Just outside the inland southern Dutch city of Dordrecht a strange scene meets the eye: steel superstructures of dozens of big and small ships rise like buildings from behind a line of trees.
Anchored in rows up to four deep, cargo carriers, tankers and barges registered in ports such as Gibraltar, Malta and Limassol quietly sway in Dutch Harbor, a mothball yard for ships waiting for a bargain buyer.
Nowhere is the evidence starker that global shipping has sailed into turbulent waters resulting from Europe’s debt crisis than here along a 400m pier — essentially a cheap parking space for ships too expensive to run or formerly owned by shipping firms that have gone insolvent.
“In the last few years our business has picked up substantially,” said Gerard Heuvelman, manager of the family-run port on the Dordtsche Kil, a tributary connecting two main southern Dutch arterial waterways.
In sharp contrast with Rotterdam, Europe’s busiest port, a mere 60km downstream, the 25 laid-up ships at Dutch Harbor — some weighing as much as 10,000 tonnes — lay silent, “crewed” by one or two watchmen to keep an eye on operations and security.
“At least half the ships here belong to firms that have gone bankrupt. The other half belong to companies that have no work for them,” Heuvelman told reporters.
“It has never been as bad as this,” added Carel van Lynden, an expert lawyer in the ship-brokering industry in Rotterdam. “Until 2008 things had been going well — everybody wanted a slice of the shipping industry pie during the boom times. Lots of orders were placed.”
“But because of first the financial crisis and now the euro crisis, less goods are being shipped and less ships are required. Many of the ships ordered when things were still going well are only being delivered now — basically there is a huge over-capacity,” Van Lynden told reporters.
The WTO last month slashed its global trade growth outlook for the year to 2.5 percent from a previous 3.7 percent, citing the eurozone crisis and weak growth in the US and China as key factors.
With the IMF likely to lower its own growth estimates for the global economy this week, also naming the eurozone crisis as a major contributor, the global shipping industry has been hard hit.
In Germany, which controls 40 percent of the global container shipping market, more than 100 shipping businesses have shut down and a further 800 are threatened with insolvency, Britain’s Daily Telegraph said in August.
Analysts at the London-based global shipping industry tracker Lloyd’s List Intelligence said that the number of idle container ships around the world has grown from 254 in August to 268 at the start of this month.
A report last month by the authoritative Institute for Shipping Economics and Logistics (ISL) in Bremen, Germany, said second-hand ships are being sold off at bargain prices because there are now so many on the market.

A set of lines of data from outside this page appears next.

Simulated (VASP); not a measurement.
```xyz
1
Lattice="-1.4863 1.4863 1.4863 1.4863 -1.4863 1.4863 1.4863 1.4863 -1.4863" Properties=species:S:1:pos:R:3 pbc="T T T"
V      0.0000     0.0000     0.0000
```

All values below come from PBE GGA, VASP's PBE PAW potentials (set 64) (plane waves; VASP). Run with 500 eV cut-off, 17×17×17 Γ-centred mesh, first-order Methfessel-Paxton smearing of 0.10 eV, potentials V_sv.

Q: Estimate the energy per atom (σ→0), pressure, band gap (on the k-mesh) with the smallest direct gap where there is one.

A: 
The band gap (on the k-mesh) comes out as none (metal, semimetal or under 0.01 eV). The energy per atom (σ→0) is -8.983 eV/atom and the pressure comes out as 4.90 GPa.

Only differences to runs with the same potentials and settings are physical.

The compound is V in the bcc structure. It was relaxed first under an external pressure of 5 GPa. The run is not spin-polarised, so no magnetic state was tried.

“Due to the continuing difficult market situation, especially for smaller units [ships] that have been displaced due to a cascade effect it is highly likely that this figure [from Lloyd’s] will increase in the coming weeks,” the Germany-based ISL added.
The Netherlands has always been seen as a haven for those quickly wanting to sell a ship to cover costs, because of the country’s unique maritime laws.
Public sales of ships are so popular here they are even called “Dutch auctions.”
So far, 12 foreign-flagged sea-going ships have been sold this way since the start of the year, Van Lynden said, but sales of ships are drying up.
Such is the glut of unused vessels that banks no longer consider it worth their while to sell ships to recover money from bankrupt companies.
“Many banks now put shipping companies in what we refer to as their ‘intensive care units’ where they keep the companies afloat rather that foreclosing on them,” as it is more cost-effective, Van Lynden said.
Back at Dordrecht’s Dutch Harbor, Heuvelman waved his arm in a wide arc at the abandoned, rain-swept vessels.
“None of these ships have a happy tale to tell,” he said.